Yes, yes. That's a great tip for all service-based businesses, if you wanna try something like that, and you're looking for testimonials. One thing that I did for Marketing for Creatives, is I sent it out to a few people for free. And I said, "If you like it, I'd love a testimonial for the sales page." And, I think every single person that I sent it to, sent me a testimonial. So, that can work well too. If you're gonna be launching something, to get those testimonials. And we're gonna talk about testimonials coming up, and why they're so important, and how they are gonna help you with your sales, help you monetize your blog. So we've talked about this a little bit. More than one opt-in. Besides your main opt-in, you'll wanna put opt-in boxes in other places. So this is in your workbook, on page 61. What other places would you want to have your opt-in? So we're talking about, you're gonna have an opt-in either at the top of your sidebar, or you're gonna have an opt-in somewhere in your header, or right below your header. That's gonna be the main one. And you definitely want to have a main one, that people don't have to scroll down to see, or find, or hunt for. You want it to be right there. You want it to catch their attention right away. You want that to be one of the things that people, that their eyes go to immediately, is the opt-in. But where else could you put opt-ins? I have found putting an opt-in on my About page, that if people have read the entire About page, and they get to the bottom, they opt-in, because they're interested. You could put it, if you have a Frequently Asked Questions page, which I have, which we'll talk about setting one of those up, and why you should, and how it'll save you time. But if you have one of those pages, you might have an opt-in on that page. For those of you that already have email opt-ins setup, do you have it just one place, or do you have them multiple places?

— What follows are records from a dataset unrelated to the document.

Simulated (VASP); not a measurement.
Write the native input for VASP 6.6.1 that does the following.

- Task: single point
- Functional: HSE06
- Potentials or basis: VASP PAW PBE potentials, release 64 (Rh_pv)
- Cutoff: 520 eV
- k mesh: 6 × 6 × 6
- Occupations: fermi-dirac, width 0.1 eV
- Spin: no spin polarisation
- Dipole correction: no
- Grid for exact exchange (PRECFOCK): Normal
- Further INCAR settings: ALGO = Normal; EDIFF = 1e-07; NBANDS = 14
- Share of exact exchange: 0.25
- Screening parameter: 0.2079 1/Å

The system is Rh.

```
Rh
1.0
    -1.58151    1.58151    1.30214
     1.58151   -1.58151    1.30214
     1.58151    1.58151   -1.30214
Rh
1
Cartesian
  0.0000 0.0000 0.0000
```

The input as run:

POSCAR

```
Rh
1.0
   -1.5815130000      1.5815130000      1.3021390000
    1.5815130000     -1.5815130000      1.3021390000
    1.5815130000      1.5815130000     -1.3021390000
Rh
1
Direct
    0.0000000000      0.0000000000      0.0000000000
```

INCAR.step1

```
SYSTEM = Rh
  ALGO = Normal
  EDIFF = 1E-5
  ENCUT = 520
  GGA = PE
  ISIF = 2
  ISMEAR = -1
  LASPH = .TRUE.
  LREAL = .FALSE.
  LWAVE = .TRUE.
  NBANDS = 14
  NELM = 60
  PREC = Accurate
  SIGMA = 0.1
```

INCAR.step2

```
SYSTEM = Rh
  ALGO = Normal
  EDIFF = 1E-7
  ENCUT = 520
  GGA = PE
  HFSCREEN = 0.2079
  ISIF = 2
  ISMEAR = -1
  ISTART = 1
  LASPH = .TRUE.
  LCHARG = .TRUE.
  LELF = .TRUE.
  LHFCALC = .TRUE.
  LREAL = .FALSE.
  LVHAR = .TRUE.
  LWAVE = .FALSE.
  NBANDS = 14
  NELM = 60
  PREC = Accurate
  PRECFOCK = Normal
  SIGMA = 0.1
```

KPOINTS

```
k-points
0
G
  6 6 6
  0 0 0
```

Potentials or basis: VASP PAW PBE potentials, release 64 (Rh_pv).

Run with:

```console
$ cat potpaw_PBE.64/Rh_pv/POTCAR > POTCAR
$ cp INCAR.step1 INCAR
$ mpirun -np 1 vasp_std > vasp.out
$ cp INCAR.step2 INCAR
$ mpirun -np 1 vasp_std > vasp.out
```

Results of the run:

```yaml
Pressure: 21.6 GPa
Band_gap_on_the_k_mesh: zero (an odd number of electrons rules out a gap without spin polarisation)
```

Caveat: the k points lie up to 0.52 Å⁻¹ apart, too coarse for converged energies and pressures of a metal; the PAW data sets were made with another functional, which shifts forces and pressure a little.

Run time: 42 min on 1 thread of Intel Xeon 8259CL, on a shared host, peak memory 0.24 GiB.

I have it multiple places. Yeah, we saw an example yesterday. I have it in the header. I have one on the sidebar. And the sidebar actually is an opt-in for a freebie. So, the one in the header is not. It's just receive my newsletter and email updates. The one in the sidebar is receive a workbook on creating your first course. I also have the one at the bottom of my posts, and I have one on my About page. And then I learned a little tip that I'm still trying to play around with, and see if it's working. I have a small sentence at the very top of each of my blog posts, that's in a font that's smaller than the rest of the blog post, that says, "Click here to get free updates." And it's just a link to another page, where they can enter their name and their email address to get on the newsletter list, so, I've had a couple different places, and really need to kind of step back, and look and see where's the most, where are the most people signing up at. Is it at the bottom of the post, is it the sidebar? And do more of that. I learned that yesterday. Do more of what works. That's what I was gonna ask you, if you knew that. I was gonna ask you if you knew that.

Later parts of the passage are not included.